@stuart_lynne of course.
It works like this in chess iirc:
Kid Timmy goes to chess club for the first time. Timmy is put in “chess school” and this goes on for a while with a focus on having fun to encourage him to stay with chess and the club. This chess school is something of a standard curriculum with first the basics of the basics, then some basic opening theory, end game theory etc. When Timmy is ready to start playing ranked games against other kids, leader gives Timmy a start rank, typically ELO 1000 or, if it’s an older kid that has shown a modicum of prowess, ELO 1200. It’s very inexact but probably a relatively suitable start rank at first. For a while at least.

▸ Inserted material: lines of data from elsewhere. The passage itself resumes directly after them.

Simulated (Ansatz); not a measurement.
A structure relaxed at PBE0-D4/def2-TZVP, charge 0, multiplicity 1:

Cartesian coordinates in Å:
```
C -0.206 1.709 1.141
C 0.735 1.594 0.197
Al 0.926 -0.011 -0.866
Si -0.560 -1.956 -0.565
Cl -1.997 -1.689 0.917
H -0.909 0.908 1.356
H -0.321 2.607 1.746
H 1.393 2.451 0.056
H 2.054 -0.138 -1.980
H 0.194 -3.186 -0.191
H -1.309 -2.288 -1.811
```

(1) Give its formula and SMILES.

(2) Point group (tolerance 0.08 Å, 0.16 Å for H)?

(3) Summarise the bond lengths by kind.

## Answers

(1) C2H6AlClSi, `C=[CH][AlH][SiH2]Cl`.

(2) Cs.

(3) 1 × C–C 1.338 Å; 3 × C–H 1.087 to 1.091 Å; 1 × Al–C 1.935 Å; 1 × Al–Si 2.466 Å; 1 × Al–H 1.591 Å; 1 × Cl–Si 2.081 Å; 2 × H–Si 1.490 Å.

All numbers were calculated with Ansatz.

Then Grigori joins the club too. Chess reminds him of good times at the thermal baths and the cafés with friends in the old country. Shrewd but with less growth potential than Timmy, Grigori is the MAMIL of chess, only in tweed rather than lycra. MAMIT? Anyway, he is given the ELO 1200 too after his initiation, which turns into more of a certification than a chess playschool for him. Grigori is then ready to start playing ranked games. It may well be that he quickly rises to something like the ELO 1400-1500 range.
If you yourself is in that rough range, then you may well become one of Grigori’s scalps in the next internal club tournament. You and others will lose rank a little for him to climb from his start rank to his actual level. Every single game where he climbs to his real level is a game where someone loses rank a bit. Yeah, it sucks, but it’s how they do it in chess and no one gets preferential treatment, it’s the same for all. They are always prudent with start rank and would rather have you climb on your own merits (results) instead, even though this happens at the expense of someone else.
And this is why half a year ago I used to say I liked AutoKitten. It wasn’t very good but it was good enough. The test model is same same but different. It could be used for the same purpose. Rather than a prudent start rank that is going to create a steady stream of new and upward moving subscribers passing through your category, taking your podiums in just about every race, you provide a rough guesstimate instead. It should create less turbulence and overall less frustration although such a start rank will never fully predict results. And we shouldn’t even try to predict results based on “external measures”, they should all be intrinsic, i.e. results based, except this one time.
Once the starting rank is given you drop all newtonian performance measures and never ever use them again. Not until the next recalibration period, if you go with those. Not inside ranked racing. Then you can have casual races on the side using performance data and som fun-and-games races too, the kick the can and the hide and seek of Zwift, it’s all good. But not where rank is used. Not ever again. Ever.
And when people race ranked races, they should be put in pens with people of relatively similar ranks or it won’t be fun or productive. You can have fixed boundaries between pens (like “ELO 1800-1900”) or you can have dynamic pens (split all signups into four pens based on rank).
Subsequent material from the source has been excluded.